Funeka suffered the additional stigma of being born a hermaphrodite.

“I was not interested in boys and scared to go out,” said Funeka, who underwent an operation to make her a “full woman.” She used to fear for her safety when she left the house. The first digit of her ring finger is missing, because her family cut it off to protect her from evil.

Funeka found her salvation in the ANC's youth league, where she was first able to test her political wings. “I tried to build that trust between members and myself,” she said. That trust later made it easier for her to come out to her activist friends.

“At first there was shock but in the end there was absolute support,”she said.

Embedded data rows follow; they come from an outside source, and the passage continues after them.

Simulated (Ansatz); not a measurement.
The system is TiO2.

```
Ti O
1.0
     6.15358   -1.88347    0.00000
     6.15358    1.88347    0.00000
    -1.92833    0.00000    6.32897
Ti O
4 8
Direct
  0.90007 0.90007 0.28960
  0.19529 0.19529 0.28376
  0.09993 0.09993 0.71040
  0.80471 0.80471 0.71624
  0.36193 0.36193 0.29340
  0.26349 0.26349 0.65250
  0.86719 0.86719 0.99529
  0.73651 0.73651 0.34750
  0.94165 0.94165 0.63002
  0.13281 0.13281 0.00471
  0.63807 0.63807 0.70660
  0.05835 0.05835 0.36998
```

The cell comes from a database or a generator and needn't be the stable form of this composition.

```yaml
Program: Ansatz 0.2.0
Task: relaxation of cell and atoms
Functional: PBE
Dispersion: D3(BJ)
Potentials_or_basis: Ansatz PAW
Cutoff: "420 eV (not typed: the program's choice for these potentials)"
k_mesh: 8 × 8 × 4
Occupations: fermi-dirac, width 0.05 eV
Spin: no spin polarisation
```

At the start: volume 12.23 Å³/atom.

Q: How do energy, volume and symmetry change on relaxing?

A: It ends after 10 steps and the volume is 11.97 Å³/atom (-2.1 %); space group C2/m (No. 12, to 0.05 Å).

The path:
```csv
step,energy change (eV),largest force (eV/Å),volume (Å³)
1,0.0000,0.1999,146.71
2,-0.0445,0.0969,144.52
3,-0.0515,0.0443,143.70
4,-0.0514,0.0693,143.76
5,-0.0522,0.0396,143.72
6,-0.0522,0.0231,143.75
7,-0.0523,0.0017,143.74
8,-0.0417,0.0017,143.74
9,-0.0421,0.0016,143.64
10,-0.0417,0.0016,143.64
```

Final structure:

Both Funeka and Nokwanda believe that their community accepted their gay union so readily because they were known as activists first.

“Gays and lesbians should be involved in general politics,” said Funeka.

The Soldaats represent the blend of possibility, fear and courage that is the new South Africa.

Until recently, the Xhosa and the colored woman headed a one-room household of 15 lesbians who had been kicked out of their homes for being gay.

“Shame,” said Nokwanda Soldaat softly as she laughed at the thought of a visitor getting lost on the way to her home. The house she shares with Funeka lies in a labyrinth of similar tin-roofed houses that crisscross the landscape for as far as the eye can see. A lone Kelly green phone booth is shared by the entire community. Black power lines stretch overhead, bringing “borrowed” electricity to these houses from the other side of the main street.

With a 6500-Rand (about $1080.00 US dollars) donation from a local gay and lesbian non-profit organization, the Soldaats built their current four-room house right next door to the old one. The brick-red concrete floor in the main room is cracked and pitted, the walls are made of thin wood panels and the smell of creosote permeates every nook and cranny, but this new place is home.

Most of the lesbians who were living in the cramped house are gone now, having found work or permanent places to stay. Funeka works full time at the Triangle Project, which offers counseling and career services primarily to lesbians. Nokwanda is looking for work and planning her next wedding, the legal one.

Next time, said Nokwanda, she will wear the traditional African dress of her country.

“I want to show the black lesbians out there you can be gay and African,” she said.